Ordinarily,
the threshold question of whether a plaintiff has standing—the right to bring a
suit—is pretty simple. If you’ve been harmed, you can sue. But the multibillion
dollar cases that Irving Picard, the Bernard L. Madoff Investment
Securities bankruptcy trustee, has brought against the banks that allegedly
abetted Madoff’s Ponzi scheme are anything but simple.
In
a jam-packed Manhattan federal courtroom Thursday, Judge Jed Rakoff
heard lawyers for two of the banks Picard has sued, HSBC and UniCredit, assert that neither case law nor federal statute
give the bankruptcy trustee the right to bring suit against them. Picard’s
counsel from Baker & Hostetler argued just the opposite, claiming that
Picard’s standing is grounded in judicial precedent and consumer protection
laws—as well as common sense. An uncharacteristically quiet Rakoff promised
both sides that he’d have a ruling for them by the end of July.
At
stake is at least $70 billion, and quite probably a lot more. If Judge Rakoff
decides Picard doesn’t have standing in the $10 billion HSBC and $60 billion
UniCredit cases, that’s the end of those cases (in their current formulation).
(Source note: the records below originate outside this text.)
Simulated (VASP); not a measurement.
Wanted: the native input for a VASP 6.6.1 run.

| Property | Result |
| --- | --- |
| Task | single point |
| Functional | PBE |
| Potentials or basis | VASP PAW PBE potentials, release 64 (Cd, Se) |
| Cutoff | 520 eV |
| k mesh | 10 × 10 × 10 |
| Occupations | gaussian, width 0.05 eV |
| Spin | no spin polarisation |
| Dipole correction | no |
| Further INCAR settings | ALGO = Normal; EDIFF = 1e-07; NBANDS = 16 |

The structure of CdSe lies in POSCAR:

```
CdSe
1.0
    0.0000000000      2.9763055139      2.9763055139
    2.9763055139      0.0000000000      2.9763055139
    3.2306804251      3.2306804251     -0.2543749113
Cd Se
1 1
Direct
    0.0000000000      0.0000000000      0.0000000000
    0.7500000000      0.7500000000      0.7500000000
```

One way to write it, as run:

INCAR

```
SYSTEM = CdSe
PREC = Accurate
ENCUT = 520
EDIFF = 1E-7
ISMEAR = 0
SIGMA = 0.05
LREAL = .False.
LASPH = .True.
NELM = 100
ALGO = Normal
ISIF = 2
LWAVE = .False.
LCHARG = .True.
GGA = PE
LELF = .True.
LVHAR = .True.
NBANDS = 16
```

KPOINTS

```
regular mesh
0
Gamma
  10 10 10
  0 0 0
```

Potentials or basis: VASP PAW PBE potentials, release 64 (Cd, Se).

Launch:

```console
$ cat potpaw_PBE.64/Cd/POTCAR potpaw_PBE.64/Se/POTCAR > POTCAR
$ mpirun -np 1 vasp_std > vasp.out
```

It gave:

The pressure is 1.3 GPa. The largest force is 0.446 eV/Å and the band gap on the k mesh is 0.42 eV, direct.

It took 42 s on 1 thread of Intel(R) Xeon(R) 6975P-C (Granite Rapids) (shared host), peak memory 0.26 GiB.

Moreover, Rakoff’s ruling will carry a lot of weight with Judge Colleen
McMahon, the Manhattan federal district court judge overseeing JPMorgan Chase’s
challenge to Picard’s
newly amended $19 billion claim. If HSBC and UniCredit
prevail, Rakoff’s ruling will likely spur tagalong standing challenges by the
other banks Picard has sued. It’s no stretch to say that Rakoff’sruling on standing could decide the fate of Picard’s bank suits.
Rakoff
certainly seems to regard the question with great gravity. “I have purposely,
as may have been obvious, asked very few questions and that's not my usual
style, as my wife will tell you,” he said at the end of Thursday’s hour-long
hearing. “And the reason is [that] in a
matter of this importance, it seems to me that it is important for the court to
very carefully reflect on all the arguments of counsel rather than indulge in
momentary suggestions of where the court is leaning on any given issue. So I am
going to spend a lot of time rereading the papers, thinking about the
additional points that have been raised here.” (Like at least one of the
lawyers at the hearing, the judge may have assumed that speculators
engaged in trading Madoff claims were among the
spectators spilling out of his courtroom.)
“People
took a lot of comfort in the idea that Picard’s claims were before [Manhattan
federal bankruptcy court judge Burton] Lifland,” said Kenneth Krys, the British
Virgin Islands-based liquidator of the Fairfield Sentry Madoff feeder fund, adding that a bankruptcy court judge could be perceived
as favoring recovery efforts for the estate. “They may take a different
view since [the claims] are now before Judge
Rakoff.)
It’s
a fool’s errand to predict how Rakoff will rule when Rakoff himself has said he
hasn’t made up his mind. But OTC has read the briefs on standing by HSBC, UniCredit, Picard, and the Securities Investor Protection Corporation
(under whose auspices Picard was appointed by the bankruptcy court), as well as Rakoff’s April ruling in which
he claimed jurisdiction and the transcript of Thursday’s hearing. They
don’t dictate answers, but they do crystallize the issues Judge Rakoff will
face as he ponders Picard’s standing over the next several weeks.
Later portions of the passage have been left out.